U.S. Rep. Bonamici hears buzz about tariffs from Beaverton coffee merchants
Published 10:25 am Friday, May 30, 2025
An array of metro-area people who roast or sell coffee met with U.S. Rep. Suzanne Bonamici, D-Beaverton, on Thursday, May 29, to talk about the impact of President Donald Trump’s 10% tariff on coffee beans and coffee-related supplies.
What she heard was uncertainty and fright due to the economic policies of the administration, but also some frustration aimed at Democrats for not doing more.
“Right now, I feel as if my representatives aren’t doing anything,” said Enrique Sánchez-Rivera, owner of Love Preferred Coffee Co. in Northeast Portland.
The purpose of a congressional roundtable is to get people’s comments to elected officials. But Ben Reese, owner of Beaverton’s Lionheart Coffee, said he needed to hear comments from the others as well.
“This whole thing with the tariffs? What’s it mean to us? To our customers?” he asked. “This meeting was good for that. Just to hear that others are seeing the same thing as I am. Even to hear they’re just as scared as I am was good.”
Lionheart has two coffee shops in Beaverton, on Watson Avenue and Scholls Ferry Road.

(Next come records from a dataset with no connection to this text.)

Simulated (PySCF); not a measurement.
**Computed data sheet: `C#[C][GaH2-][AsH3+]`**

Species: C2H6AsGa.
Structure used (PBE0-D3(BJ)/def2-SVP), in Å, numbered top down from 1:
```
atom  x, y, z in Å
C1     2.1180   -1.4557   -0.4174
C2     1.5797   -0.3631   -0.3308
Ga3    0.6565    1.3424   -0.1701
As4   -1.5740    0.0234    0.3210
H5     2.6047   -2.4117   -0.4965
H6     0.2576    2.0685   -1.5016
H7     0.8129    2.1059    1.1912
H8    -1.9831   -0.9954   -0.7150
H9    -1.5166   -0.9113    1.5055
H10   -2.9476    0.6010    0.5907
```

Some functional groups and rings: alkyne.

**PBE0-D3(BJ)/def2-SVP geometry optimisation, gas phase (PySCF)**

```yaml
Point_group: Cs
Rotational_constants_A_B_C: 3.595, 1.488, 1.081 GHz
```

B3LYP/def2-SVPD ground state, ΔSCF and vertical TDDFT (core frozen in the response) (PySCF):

When the comments to Bonamici got a little acrimonious, regarding Democrats and the administration, Ian Williams, owner of Deadstock Coffee, took it with a grain of salt.
“Portland has a brand. That brand is: We like to fight,” he said with a wry grin. “But what are we fighting for? Portlanders sometimes spend little time learning what the issues are that they’re fighting about.”
Williams has coffee shops in Beaverton and in Portland.
Most of the business people taking part in a roundtable discussion with Bonamici represent small businesses. They say a 10% increase in the cost of the beans and equipment they import are a burden on their companies. And, for the most part, have to be passed on to consumers.
“I’ve been buying coffee for 40 years and I’ve never had to worry about tariffs,” said Paul Thornton, owner of Thornton Family Coffee Roasters in Beaverton.
He said he sells coffee to restaurants based on bean prices that he paid, or expected to pay, many months earlier. “We have to be able to tell customers, ‘Here’s the price of our beans for the next 12 months, or maybe six months.’ And with these tariffs, we can’t do that.”
He added, “I’m having very awkward conversations with customers I’ve already sold coffee, too.”
Jobs? What jobs?
One of the arguments for tariffs is as an incentive to move an industry to the United States. Take, as an example, solar panels. Congress might put a tariff on Chinese solar panels (and it has), making them more expensive, which encourages companies to buy U.S.-made panels, which increases jobs.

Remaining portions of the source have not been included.